Available on: Remixes 12″, Ostgut Ton

Ben Klock’s debut album One, released at the beginning of this year, certainly had it moments, but for this reviewer lacked the freshness and vitality of his 2007 collaboration with Marcel Dettmann, Scenario, which at once established and pretty much perfected “the Berghain sound” – a 90s-indebted, big-room take on minimal techno massively informed by dubstep’s sense of space and a European industrial aesthetic.

Three tracks from One go under the knife for this formidable remix 12″. On the A-side ‘Goodly Sin’ – which was one of the album’s highlights, with low-key vocals from Elif Bicer riding a Shed-style stepping rhythm – is picked apart and re-built by Robert Hood. The godfather of minimal slices Bicer’s vocal into syllabic stabs which ping off a severe but insidiously funky rolling 4/4 pulse. It’s good, but one wonders whether Hood is really breaking a sweat.

Regis and Function, stalwarts of Sandwell District, probably 2009’s most talked-about techno label, are at least partly deserving of the praise heaped upon them: their devastating production style navigates the warmly sensuous and the coldly metallic with aplomb, making dubbed-out techno that is resolutely not “dub-techno”. This remix of ‘Subzero’, which first appeared on Klock’s Before One EP, is as impressive as one would expect: but, for all its balance and cadence, despite fizzing and popping in all the right ways, like much of the Sandwell District repertoire there’s something innately forgettable about it.

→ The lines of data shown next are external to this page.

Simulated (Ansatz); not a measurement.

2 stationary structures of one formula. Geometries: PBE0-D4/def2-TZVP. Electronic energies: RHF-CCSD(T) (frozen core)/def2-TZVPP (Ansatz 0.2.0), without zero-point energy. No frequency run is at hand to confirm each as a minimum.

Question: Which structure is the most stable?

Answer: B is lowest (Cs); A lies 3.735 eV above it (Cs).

The highlight of the package comes from Kenny Larkin, a legend if ever there was one, but one whose recent output I’ve not been all that keen on. The sometime stand-up comedian re-imagines ‘OK’ in the style of late 90s Planet E, generously melodic and with a very “classic” sounding arrangement, its syncopated groove glitters and gleams with jazzy keys reminiscent of Reggie Dokes’ recent ‘Chicago Pimp’. Dazzling, unpretentious stuff.